Jewish Atheist said...

I singled out Massachusetts because gays can marry there and conservatives are always going on about how gay marriage is threatening marriage. (That's why we need a "Defense of Marriage Act.") Turns out it's conservatives who are the threat.

Jack's Shack said...

JA,

I think that you are a sharp guy and someone who is thoughtful but I am not sure if I follow this line of thought. Are you trying to make the case that the country really is split along red/blue lines.

I don't think that we can really boil this down in such a simplistic way there are so many variables. Now you certainly are under no obligation to agree with me and that is part of what I love about the US and the blogging world. For that matter it would be a dull place if everyone agreed with Jack.

asher said...

Statistics are always amazing. The majority of women who get abortions are white. The majority of men who have AIDS are black.
75% of applicants to veternary school are from women. Annually, the United Jewish Appeal (1 charity) takes in more than the United Way (an umbrella of many charities). Single women are more likely to vote Democrat; once they get married they magically vote Republican. There are one million volunteer firefighers in this country; 1% are women.

I think a more interesting stat would be to find out if folks who attend church or shul regularly are more or less likely to divorce, have kids into drugs or crime and give charity.

Laura said...

The problem here is the confounding of many different things that are all related to one another. Divorce is most likely to occur over financial hardships and domestic violence - two things that are correlated with lower wages and lack of education. Since we know that most of the country's poor live in "red" states (most people on welfare are not urban welfare "queens" they're poor white families in the Southeast).

So it makes sense that divorce would be more prevalent in depressed areas where people are over stressed, undereducated and see no way out.

The real question is WHY do they keep voting for a party that wants to keep them that way?

Sadie Lou said...

Tell me, whom does marriage really need defending from?

HOLLYWOOD

Jewish Atheist said...

Jack:

Are you trying to make the case that the country really is split along red/blue lines.

Not demographically. The country is more purple than red and blue, of course. However, the red states are usually run by conservative leaders and the majorities are conservative voters, so it is fair to look at Red States to see how conservative policies work out.

Asher:

I think a more interesting stat would be to find out if folks who attend church or shul regularly are more or less likely to divorce, have kids into drugs or crime and give charity.
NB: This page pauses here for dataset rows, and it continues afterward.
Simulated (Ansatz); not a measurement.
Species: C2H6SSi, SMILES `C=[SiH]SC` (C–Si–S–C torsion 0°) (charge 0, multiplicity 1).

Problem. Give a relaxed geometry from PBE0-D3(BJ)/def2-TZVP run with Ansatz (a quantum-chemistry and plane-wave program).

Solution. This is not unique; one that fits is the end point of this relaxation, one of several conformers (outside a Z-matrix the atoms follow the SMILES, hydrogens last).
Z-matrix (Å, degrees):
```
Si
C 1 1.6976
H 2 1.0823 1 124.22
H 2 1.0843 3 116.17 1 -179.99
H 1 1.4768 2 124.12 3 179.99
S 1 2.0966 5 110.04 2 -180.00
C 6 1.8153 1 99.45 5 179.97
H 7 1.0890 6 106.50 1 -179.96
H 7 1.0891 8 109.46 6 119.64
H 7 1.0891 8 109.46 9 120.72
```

"Barna's results verified findings of earlier polls: that conservative Protestant Christians, on average, have the highest divorce rate, while mainline Christians have a much lower rate. They found some new information as well: that atheists and agnostics have the lowest divorce rate of all. George Barna commented that the results raise 'questions regarding the effectiveness of how churches minister to families.' The data challenge 'the idea that churches provide truly practical and life-changing support for marriage.'"

Since conservative Christians go to church more often (this was demonstrated in exit polls from the 2004 election, among other places) church is not a deterrent to divorce. You can look up numbers for drugs, crime, and charity on your own.

Laura:

The real question is WHY do they keep voting for a party that wants to keep them that way?

Because religion and conservative politicians offer simple solutions that usually blame someone else for all their problems. They're told it's taxes that's making them poor and America's secular nature that's causing moral decay. And they don't have the education to learn the truth.

Jewish Atheist said...

Sadie Lou, I'm sure people in blue states watch more movies, so if Hollywood was to blame, you'd see more divorce there. But you don't.

Jewish Atheist said...

(See Laura, conservatives place the blame on Hollywood, for example, instead of investigating the actual causes.)

Jewish Atheist said...

And Sadie Lou, you are continuing to make wild claims without looking up any numbers. Do you have reason to believe that people who get divorced watch more movies than people who stay together, or are you just pulling it out of your ass?

Sadie Lou said...

Sadie Lou, I'm sure people in blue states watch more movies, so if Hollywood was to blame, you'd see more divorce there. But you don't.

I'm sorry. I meant Hollywood as a people group. I thought since you read my blog so much, you'd know how I feel about celebs. I think they do a much better job trashing the sanctity of marriage than any other people group. My gay uncle and his partner have been together for longer than I've been alive. Meanwhile, Britney Spears was married for 5 minutes "just to see what that kind of spontanaity felt like".
Sorry for the confusion.

Sadie Lou said...

And Sadie Lou, you are continuing to make wild claims without looking up any numbers. Do you have reason to believe that people who get divorced watch more movies than people who stay together, or are you just pulling it out of your ass?

Dang, JA.
:0
I LOVE movies and I think people that blame society's problems on art--are a little dim.

Jewish Atheist said...

I LOVE movies and I think people that blame society's problems on art--are a little dim.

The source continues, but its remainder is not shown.